SNOSD91B March 2019 – February 2020
PRODUCTION DATA.
The OCP circuit monitors the LMG341xR150 drain current and compares that current signal with an internally-set limit. Upon detection of an overcurrent condition, the family of GaN FETs has two optional protection actions.
LMG3410R150 device provides the latched OCP option, by which the FET is shut off and held off until the fault is reset by either holding the IN pin low for more than 350 microseconds (tRESET) or removing power from VDD. The timing sequence is shown in Figure 17.

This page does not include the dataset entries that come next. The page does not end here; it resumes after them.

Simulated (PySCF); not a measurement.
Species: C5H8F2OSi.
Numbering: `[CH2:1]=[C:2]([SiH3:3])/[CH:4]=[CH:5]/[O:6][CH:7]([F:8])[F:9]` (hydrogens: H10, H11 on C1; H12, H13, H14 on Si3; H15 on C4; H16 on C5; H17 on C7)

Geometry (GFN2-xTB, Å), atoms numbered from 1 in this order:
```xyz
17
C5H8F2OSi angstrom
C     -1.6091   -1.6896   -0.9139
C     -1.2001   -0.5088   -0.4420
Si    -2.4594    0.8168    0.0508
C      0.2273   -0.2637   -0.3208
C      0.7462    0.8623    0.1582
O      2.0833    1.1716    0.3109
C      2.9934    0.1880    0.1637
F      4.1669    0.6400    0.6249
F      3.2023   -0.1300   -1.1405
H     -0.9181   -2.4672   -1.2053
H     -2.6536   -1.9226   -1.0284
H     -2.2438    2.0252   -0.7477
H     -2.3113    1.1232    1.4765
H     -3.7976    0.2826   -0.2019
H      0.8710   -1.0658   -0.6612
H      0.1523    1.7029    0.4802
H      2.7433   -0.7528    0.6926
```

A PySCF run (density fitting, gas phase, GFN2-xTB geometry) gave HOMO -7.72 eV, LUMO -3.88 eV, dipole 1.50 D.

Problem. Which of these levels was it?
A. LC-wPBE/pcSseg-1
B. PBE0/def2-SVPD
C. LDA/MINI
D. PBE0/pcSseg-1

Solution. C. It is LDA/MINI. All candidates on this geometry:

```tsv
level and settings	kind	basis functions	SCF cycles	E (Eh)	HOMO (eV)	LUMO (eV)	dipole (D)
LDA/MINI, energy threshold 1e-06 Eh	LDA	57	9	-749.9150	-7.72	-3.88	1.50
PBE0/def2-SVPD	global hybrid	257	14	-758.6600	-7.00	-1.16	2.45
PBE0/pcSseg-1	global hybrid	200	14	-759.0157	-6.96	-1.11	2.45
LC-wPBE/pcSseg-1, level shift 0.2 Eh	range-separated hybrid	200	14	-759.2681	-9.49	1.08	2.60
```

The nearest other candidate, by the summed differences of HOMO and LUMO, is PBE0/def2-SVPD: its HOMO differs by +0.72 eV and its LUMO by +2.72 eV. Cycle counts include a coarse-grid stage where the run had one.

LMG3411R150 device provides the cycle-by-cycle OCP option. In this mode, the GaN FET is shut off and held off when overcurrent happens but the output fault signal will clear after the input PWM goes low. In the next cycle, the FET can turn on as normal. The cycle-by-cycle function can be used in cases where steady state operation is below the OCP level but transient response can still reach high current, while the circuit operation cannot be paused. It function also prevents the GaN device from overheating by having overcurrent induced conduction loss.
During cycle-by-cycle operation, after the current reaches the upper limit but the PWM input is still high, the load current can flow through the third quadrant of the other FET of a half-bridge with no synchronous rectification. The extra high negative voltage drop (–6 V to –8 V) from drain to source could lead to high third quadrant loss, similar to dead time loss but with much longer time. An operation scheme of cycle-by-cycle current limitation is shown as Figure 18.Therefore, it is critical to design the control scheme to make sure the number of switching cycles in cycle-by-cycle mode is limited, or to change PWM input based on the fault signal to shorten the time in third quadrant conduction mode of the GaN device.
OCP circuit has a 55-ns (typical) blanking at slew rate of 100 V/ns to prevent false triggering during switch node transitions. The blanking time increases with respect to lower slew rates accordingly since lower slew rates results in longer switching transition time. This fast response OCP circuit protects the GaN device even during a hard short-circuit condition.